Stop using that Vaio Fit hybrid! Sony warns of fire risk
If you are one of the approximately 500 people in the U.S. using the Sony Vaio Fit 11A, you'll want to stop using that PC immediately. On Friday, the Japan-based electronics maker said the new Vaio convertible laptop was at risk of overheating and catching fire due to a faulty battery.
From Sony's announcement:
Please immediately discontinue use, shut down and unplug the PC. We are currently identifying affected PCs by serial numbers and developing a program to repair or replace the affected PCs at no charge, or to refund the purchase price for the affected PCs.
The Fit 11A is one of Sony's newest laptops only going on sale in February. Sony sold around 26,000 of the laptops worldwide before halting sales, according to The Wall Street Journal, which first reported the fire risk news. Most of those sales ocurred in Asia, Europe, and Latin America, with only a sliver of sales in the U.S.
So far, there have been three reported instances of batteries overheating and causing burns to PCs in China, Hong Kong, and Japan.
Sony has already issued a support alert on its UK website for the Fit 11A, but had yet to issue a similar alert for U.S. customers at this writing. "For your safety, if you are in possession of one of the PCs listed above, please immediately turn off your computer, disconnect it from its AC adapter and discontinue use," Sony advises in its U.K. support note.
The Vaio Fit 11A will most likely be Sony's last product warning for its PCs. In February, Sony announced it would sell off its PC business to a group of investors who plan to focus on selling Vaio devices in Japan.
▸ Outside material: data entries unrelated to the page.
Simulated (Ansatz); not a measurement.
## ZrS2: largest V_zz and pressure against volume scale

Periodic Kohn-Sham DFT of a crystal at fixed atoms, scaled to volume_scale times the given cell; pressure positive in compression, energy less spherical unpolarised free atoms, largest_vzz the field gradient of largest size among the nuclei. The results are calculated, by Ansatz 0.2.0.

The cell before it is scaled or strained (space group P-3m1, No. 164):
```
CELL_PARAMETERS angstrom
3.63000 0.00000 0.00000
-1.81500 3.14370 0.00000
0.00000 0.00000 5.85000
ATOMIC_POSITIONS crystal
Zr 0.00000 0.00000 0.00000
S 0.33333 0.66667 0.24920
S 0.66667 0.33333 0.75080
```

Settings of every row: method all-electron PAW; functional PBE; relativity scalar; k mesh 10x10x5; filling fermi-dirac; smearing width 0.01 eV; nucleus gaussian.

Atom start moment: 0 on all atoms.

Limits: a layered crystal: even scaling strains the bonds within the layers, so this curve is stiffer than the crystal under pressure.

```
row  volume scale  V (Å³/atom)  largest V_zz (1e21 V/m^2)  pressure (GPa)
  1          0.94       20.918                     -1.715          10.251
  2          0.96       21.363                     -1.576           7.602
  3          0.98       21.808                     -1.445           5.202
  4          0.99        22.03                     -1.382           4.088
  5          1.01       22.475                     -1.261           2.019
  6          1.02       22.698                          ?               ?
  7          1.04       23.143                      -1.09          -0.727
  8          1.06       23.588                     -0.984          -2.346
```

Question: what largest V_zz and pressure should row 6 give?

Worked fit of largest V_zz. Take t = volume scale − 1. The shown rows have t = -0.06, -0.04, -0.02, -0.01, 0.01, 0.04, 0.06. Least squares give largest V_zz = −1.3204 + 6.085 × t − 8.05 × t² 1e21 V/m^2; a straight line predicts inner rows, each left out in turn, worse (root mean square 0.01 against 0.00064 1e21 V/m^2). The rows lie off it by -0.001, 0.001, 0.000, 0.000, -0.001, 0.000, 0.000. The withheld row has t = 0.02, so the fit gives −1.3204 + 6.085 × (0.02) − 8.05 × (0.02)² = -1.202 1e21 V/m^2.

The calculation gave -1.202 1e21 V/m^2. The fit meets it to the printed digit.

Sony's Fit 11A problems follow a previous defective battery issue in 2010, as well as similar problems in 2006 and 2008. Other PC manufacturers have also dealt with battery problems in 2014. In March, Lenovo had to recall 34,500 batteries sold in the U.S. due to overheating.
So far, Sony is not referring to the Fit 11A issue as a recall, but will soon have a program up and running to replace or repair laptops for affected customers.